This is a collection of stories by Grant Allen, published in various years. The title story is personal. Allen nearly drowned when he fell through the ice while skating as a boy in Canada, and wrote about the experience anonymously for the Pall Mall Gazette in 1892. He claimed to have been "as dead as he ever can be or will be" and that he had no "after death" experiences. This suited his atheistic position, of course. In fact he was not "dead" at all; just unconscious, and he was quickly revived by brandy and massage.
The stories are:
HOW IT FEELS TO DIE. BY ONE WHO HAS TRIED
IT (1892);
MERIEL STANLEY, POACHER (1900);
A STUDY FROM THE NUDE (1895);
MY ONE GORILLA (1890);
THE TRADE OF AUTHOR (1889);
A SCRIBBLER'S APOLOGY (1883).
The last two are non-fiction essays by Allen about the craft of writing in his time. Here are brief reviews by Peter Morton:
"'A SCRIBBLER'S APOLOGY'. A splendidly agonised piece about the true social worth of the journeyman writer's life, particularly the worth (if any) of the kind of 'tootler' which Allen represents himself as being. Published in the Cornhill in May 1883."

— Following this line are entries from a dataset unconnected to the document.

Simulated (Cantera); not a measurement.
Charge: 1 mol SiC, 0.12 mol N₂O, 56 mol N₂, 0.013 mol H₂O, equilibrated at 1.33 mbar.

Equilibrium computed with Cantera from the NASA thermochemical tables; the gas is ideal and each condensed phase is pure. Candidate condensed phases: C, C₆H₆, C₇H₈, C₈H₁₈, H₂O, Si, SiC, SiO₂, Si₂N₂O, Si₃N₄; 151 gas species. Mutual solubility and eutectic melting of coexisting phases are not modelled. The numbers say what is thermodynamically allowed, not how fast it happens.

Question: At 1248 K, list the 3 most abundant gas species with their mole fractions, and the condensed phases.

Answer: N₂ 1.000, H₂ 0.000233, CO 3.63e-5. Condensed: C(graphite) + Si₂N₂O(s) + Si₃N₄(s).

"'THE TRADE OF AUTHOR'. This remarkable article, published in the Fortnightly Review in 1889, has just been identified as by Grant Allen. (It is not attributed in the Wellesley Index.) It is a brilliant analysis of the professional writer's plight at the time, worthy to be set against Gissing's New Grub Street."
The source of these 6 stories is the website by Peter Morton, author of "The Busiest Man in England": Grant Allen and the Writing Trade, 1875-1900, published by Palgrave Macmillan, as linked from the Wikipedia page about Grant Allen.